Cities Ask Supreme Court to Review Validity of Fees Levied on Cable Providers


According to a petition for a writ of certiorari filed on Monday, the Cities of Eugene and Portland, Ore. (together, Eugene) want the nation’s high court to weigh in on conflicting decisions rendered by the Sixth Circuit and the Oregon Supreme Court regarding governmental fees on cable providers.

The question is whether the federal Cable Communications Policy Act of 1984 (Cable Act) preempts state and local governments from collecting fees from cable service operators for their use of the rights-of-way to provide non-cable services, like broadband internet.

The petition was filed in a case related to seven others. As such, and in addition to the two Oregon cities, more than a dozen petitioners, namely other municipalities and trade organizations, have taken up the cause. The filing recounts how the Sixth Circuit upheld a Federal Communications Commission (FCC) ruling that explicitly repudiated a 2016 Oregon Supreme Court ruling.

Regarding the latter decision, the state court held that “fees on non-cable services are not preempted based on a straightforward textualist reading of the Cable Act, including its savings clauses preserving state and local authority,” the petition said. By contrast, the Sixth Circuit affirmed the FCC’s invalidation of fees like Eugene’s based on “rights impliedly given to cable operators by the Cable Act to use the rights-of-way without paying any generally applicable fees on their provision of non-cable services like broadband internet services.”

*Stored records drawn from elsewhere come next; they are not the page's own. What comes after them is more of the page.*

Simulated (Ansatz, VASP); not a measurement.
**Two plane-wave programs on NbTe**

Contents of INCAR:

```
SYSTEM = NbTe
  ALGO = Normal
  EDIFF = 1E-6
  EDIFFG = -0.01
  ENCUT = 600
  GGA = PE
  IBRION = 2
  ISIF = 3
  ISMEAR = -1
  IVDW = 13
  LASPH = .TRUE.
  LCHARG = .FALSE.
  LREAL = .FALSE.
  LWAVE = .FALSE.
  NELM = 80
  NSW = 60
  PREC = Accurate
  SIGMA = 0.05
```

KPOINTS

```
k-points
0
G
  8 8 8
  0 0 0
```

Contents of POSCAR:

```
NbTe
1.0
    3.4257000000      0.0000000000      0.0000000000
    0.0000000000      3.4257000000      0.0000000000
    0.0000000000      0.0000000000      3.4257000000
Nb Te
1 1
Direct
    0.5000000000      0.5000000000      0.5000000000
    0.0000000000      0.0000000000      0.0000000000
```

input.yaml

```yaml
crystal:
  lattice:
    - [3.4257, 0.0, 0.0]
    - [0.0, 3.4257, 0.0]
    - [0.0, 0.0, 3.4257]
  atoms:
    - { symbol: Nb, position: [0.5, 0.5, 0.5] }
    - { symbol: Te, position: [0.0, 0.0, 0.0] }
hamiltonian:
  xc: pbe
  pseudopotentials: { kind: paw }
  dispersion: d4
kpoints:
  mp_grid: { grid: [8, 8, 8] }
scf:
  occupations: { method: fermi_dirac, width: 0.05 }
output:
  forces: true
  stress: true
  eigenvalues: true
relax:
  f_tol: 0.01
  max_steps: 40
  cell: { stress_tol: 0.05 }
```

Eugene first argues that review is necessary to resolve conflict between the state and federal rulings on an important federalism issue. The petitioner then asserts that the challenged ruling is problematic because it exempts cable operators, and those companies alone, from “all otherwise generally applicable fees like Eugene’s, granting them a unique, preferential advantage over broadband providers that are not also cable operators.”  

The decision thus impacts competition in the communications industry, tipping the scales in favor of cable-only service operators in comparison to broadband internet providers. “Nothing in the Cable Act’s text, history, or its subsequent amendments remotely suggests that Congress intended such favoritism,” the petition states.

Eugene also argues that review is warranted to provide clarity on the proper approach to implied preemption in a case where the statute contains express preemption clauses that do not prohibit a particular action, together with express savings clauses that clearly preserve state and local authority. Unless the court takes up the issue and sets forth a high threshold for implied preemption, “federal agencies and lower courts may preempt broadly with little tether to statutory text,” the petition warns.

The City of Eugene is represented by Spiegel & McDiarmid LLP and co-petitioner the City of Portland by Best Best & Krieger LLP.